Basel III recently announced that the treatment of trade products in the LCR will be different from riskier, highly-leverage banking instruments like derivatives, easing transaction bankers’ woes temporarily.
A new category has just been added onto Basel III’s treatment of trade finance products in the LCR. In the case of contingent funding obligations stemming from trade finance instruments, national authorities can now apply a relatively low run-off rate between 0% and 5%, according to the Bank of International Settlements (BIS) in early January.
A run-off rate reflects the amount of funding maturing in the 30-day window that would not rollover.
This is a positive development to the treatment of trade instruments, which were previously bundled up together with other longer-duration, riskier and complex banking products. For example, the run-off rate for unsecured wholesale funding from financial institutions is currently at 100% – a very conservative figure that the Basel III committee has imposed on highly-leveraged instruments.

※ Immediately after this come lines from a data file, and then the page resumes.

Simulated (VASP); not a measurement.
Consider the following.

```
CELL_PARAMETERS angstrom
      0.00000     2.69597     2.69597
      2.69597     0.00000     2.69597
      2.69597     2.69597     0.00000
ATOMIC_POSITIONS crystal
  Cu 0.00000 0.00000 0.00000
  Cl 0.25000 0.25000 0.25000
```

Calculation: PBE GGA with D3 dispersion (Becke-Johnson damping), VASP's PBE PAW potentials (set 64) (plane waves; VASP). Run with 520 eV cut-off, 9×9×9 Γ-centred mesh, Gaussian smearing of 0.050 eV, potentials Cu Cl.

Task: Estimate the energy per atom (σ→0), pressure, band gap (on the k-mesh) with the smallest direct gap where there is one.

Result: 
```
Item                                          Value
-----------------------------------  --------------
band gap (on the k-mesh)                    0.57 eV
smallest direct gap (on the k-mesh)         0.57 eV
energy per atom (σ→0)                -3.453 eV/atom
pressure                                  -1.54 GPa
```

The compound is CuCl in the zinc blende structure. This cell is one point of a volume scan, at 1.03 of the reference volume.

“The Basel III committee has recognised the fact that these are trade finance exposures which do not result in a large liquidity requirement in the scenario of a stress,” said Ashutosh Kumar, global head of corporate cash and trade at Standard Chartered (StanChart) to Asiamoney PLUS in a telephone interview on January 16. “These are small changes, and will result in a somewhat harmonised implementation.”
As a result of this new development, national supervisors are required to work with the supervised financial institutions in their jurisdictions to determine the liquidity risk impact of these contingent liabilities and the resulting stock of high quality liquid assets (HQLA) that should accordingly be maintained.
“Banks have done a very in-depth analysis on their respective business performances and this analysis goes over a five- to eight-year period. Over time, banks will come back with the loss-driven default parameters relating to different products and that’s where you will find that trade will get a preferred treatment because the losses related to trade lending like LCs [letters of credit] and guarantees will be much smaller in a stressed scenario unlike direct loans or long-term loans,” said Sanjay Tandon, Asia head of trade services at Citi to Asiamoney PLUS on January 18.
This is considered a fair treatment given that the default rates for trade-related instruments are very low, note experts. For example, the default rate for LCs is only 0.077% while its rate of loss is 0.007% from 2008 to 2010, according to the International Chamber of Commerce (ICC) at the ICC Banking Commission meeting in Beijing in October 2011.
Trade finance instruments consist of trade-related obligations directly underpinned by the movement of goods or the provision of services, such as documentary trade letters of credit, documentary and clean collection, import and export bills, as well as guarantees directly related to trade finance obligations such as shipping guarantees, highlights BIS.
Despite these new adjustments, some sceptics believe that these changes are not meaningful enough to help with the rising costs of trade products that have already plagued the transaction banking industry and will continue to post-adoption of Basel III requirements.
“[The recent BIS changes on Basel III’s LCR] provides the ability for more transparency and consistency around how trade sources of funding can be viewed from a regulatory-to-regulatory perspective,” said a Hong Kong-based Asia Pacific product head of trade finance at a US bank to Asiamoney PLUS. “This provides some a bit of consistency but it doesn’t provide any specific relief per say.”
There are, however, parts of Basel III that are now getting pushed to a later stage or being relaxed.
For example, changes to Basel III’s LCR include extending the timeline, where the minimum LCR in 2015 will be 60% versus 100% previously and increase of 10% per annum to reach 100% by 2019.
Additionally, a bank’s high quality liquid assets (HQLA) can now include corporate debt rated ‘A+’ to ‘BBB-’ with a 50% haircut versus only corporate debt rated ‘AA-’ or above previously, and residential mortgage-backed securities (RMBS) rated ‘AA’ or above with 25% haircut.
“These new developments delaying the implementation of the liquidity ratio give banks a breather but it doesn’t take away the nuances of the new risk weights allotted to trade products,” said Citi’s Tandon. “That remains unchanged. Treating LCs and guarantees as any other form of lending is quite stringent because these instruments are certainly less prone to these liquidity pressures versus the other forms.”
One threat to the transaction banking industry remains in the rules. This is how Basel III assumes that inflows tend to be around 50% for all corporate exposures in a distressed scenario.